Just to be clear, in the first sentence above I didn’t mean to say that the standard demos are useless — far from it (see below). This was intended to be a challenging call to action to not be satisfied with demos alone, but for us as an industry to imagine and develop compelling mainstream end applications that are multicore- and manycore-scalable. (To make that clearer, I’m going to ditch and rewrite the first sentence above for the Effective Concurrency book.)

The standard demos are indeed important — not only as proofs of concept, that the technology really does enable scalable parallel code, but at least as importantly as helpful tools in helping us to understand how a given parallel technology or runtime works.

To understand concurrency mechanics/characteristics

For example, consider a standard Mandelbrot-rendering demo, but with the twist that each worker thread (core) renders its portion of the work in a different color. On a traditional runtime with static scheduling, some workers with easy-to-compute sections will be done early and wait idly while the other workers finish their harder-to-compute sections, and we can see visually that each colored section is the same size and some colored sections appear faster than others. But on a runtime with dynamic scheduling, and especially one that supports Cilk-style work stealing, we get efficient load balancing where workers who are assigned "easy" sections and are done early can contribute to remaining work in harder-to-compute areas — and visually some sections fill in with one color but then the same color starts to add to other yet-unfinished sections. The bands of color let us see which worker did what work and helped out in what other areas, and the overall visual progress of the whole image lets us see that the system as a whole is doing useful work the whole time. So the colored Mandelbrot demo is a very useful tool to let us understand what’s going on quickly and clearly, in a way that presenting the results in a numerical table can’t.

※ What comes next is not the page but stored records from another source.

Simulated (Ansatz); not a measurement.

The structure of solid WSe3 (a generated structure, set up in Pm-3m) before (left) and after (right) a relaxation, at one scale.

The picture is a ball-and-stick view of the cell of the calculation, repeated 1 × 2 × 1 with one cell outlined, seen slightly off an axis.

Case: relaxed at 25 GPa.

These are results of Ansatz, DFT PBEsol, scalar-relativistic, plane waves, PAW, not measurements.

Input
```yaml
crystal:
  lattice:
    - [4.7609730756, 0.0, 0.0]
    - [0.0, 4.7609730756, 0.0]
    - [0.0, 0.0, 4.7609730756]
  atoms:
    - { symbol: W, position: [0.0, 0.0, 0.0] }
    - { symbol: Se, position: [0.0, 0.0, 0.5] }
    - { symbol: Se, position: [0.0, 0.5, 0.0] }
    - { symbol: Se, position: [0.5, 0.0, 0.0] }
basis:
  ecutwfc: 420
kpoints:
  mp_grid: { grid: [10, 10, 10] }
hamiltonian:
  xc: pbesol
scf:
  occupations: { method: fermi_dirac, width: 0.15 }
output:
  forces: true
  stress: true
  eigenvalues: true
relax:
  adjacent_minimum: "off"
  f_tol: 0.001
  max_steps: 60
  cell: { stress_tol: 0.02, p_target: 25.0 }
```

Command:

To illustrate a path to future applications

Similarly, ray-tracing may well make multicore and manycore CPUs the future of photorealistic graphics in a way that may not be applicable to standard GPUs (time will tell). As shown in the blogs below, ray-tracing makes a qualitative difference in the nature of lighting models. But can’t we do this already with GPUs? Interestingly, not necessarily; ray-tracing seems to represent an algorithm that is hard to accelerate with GPUs with limited abilities to do the fine-grain scheduling that runtimes based on techniques like work stealing are well suited to do. Some links:

Yes, demos are useful

My point in the original quote above (which I see I could have stated more clearly) was simply this: Once we’ve achieved the demos, we shouldn’t sit back and declare victory. The demos aren’t the end goal; we still need the applications.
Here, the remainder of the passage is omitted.